Paul Ryan, Kelly Ayotte, and John McCain got what they wanted. At the expense of their party, they bludgeoned Donald Trump into supporting their RINO candidacies over their superior conservative challengers. Perrinnial Leftist lapdog, anti-gun activist Susan Collins (whose Collins/Snowe "Hamlet routine" in 2009 helped pass ObamaCare), also got a "doggie treat" from the press for her betrayal.
But, for other RINO's tempted to backstab the man who could be president, they may want to tattoo this talking point on their palms and read it whenever the Leftist press (including Fox) asks them anything about Donald Trump.
The talking point is this: "I have no obligation to denounce my allies, just because you "order" me to do so. And this is particularly true so long as you continue to excuse the vile, loathsome, and dangerous behavior of Hillary Clinton."
The fact is, there's a universe of things I find disgusting, starting out with each morning's edition of the New York Times. And while I am almost always tempted to write a letter denouncing their contemptible hypocrisy, I never do.
Because you choose your fights -- and your denunciations. And you probably should choose to fight your enemies, rather than your friends.
And whether the RINO's understand it or not, the loss of the White House this year will probably determine the course which this nation will take for the remainder of our lifetimes.
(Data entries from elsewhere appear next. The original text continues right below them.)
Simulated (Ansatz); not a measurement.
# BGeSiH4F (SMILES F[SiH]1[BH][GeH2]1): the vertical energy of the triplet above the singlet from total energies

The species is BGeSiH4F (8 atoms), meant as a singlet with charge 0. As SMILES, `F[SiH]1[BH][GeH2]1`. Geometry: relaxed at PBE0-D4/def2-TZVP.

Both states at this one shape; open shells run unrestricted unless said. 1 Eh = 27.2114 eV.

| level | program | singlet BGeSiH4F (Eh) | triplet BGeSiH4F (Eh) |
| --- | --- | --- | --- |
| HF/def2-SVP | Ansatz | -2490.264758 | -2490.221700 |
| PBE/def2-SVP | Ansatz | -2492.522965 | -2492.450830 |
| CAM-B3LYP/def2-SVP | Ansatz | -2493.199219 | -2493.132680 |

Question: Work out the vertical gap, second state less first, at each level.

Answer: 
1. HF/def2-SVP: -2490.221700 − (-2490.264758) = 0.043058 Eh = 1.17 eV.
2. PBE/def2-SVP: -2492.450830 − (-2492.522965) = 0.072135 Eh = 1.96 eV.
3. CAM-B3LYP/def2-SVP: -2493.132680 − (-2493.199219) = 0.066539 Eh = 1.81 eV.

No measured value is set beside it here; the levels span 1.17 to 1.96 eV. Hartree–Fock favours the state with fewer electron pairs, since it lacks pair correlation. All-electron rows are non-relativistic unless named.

And everyone understands that but them.
These are the facts: Donald Trump will win the presidential election on November 8, 2016.
Unless the Republican base throws the race.
Which they're more than capable of doing, at the behest of a "puppet press" which wants to utterly destroy them.
THE "TODD AKIN PLAYBOOK"
Make no mistake about it: The press is running the same "playbook" they used to defeat Missouri GOP Senate candidate Todd Akin -- and to keep the Senate in Democrat hands that year.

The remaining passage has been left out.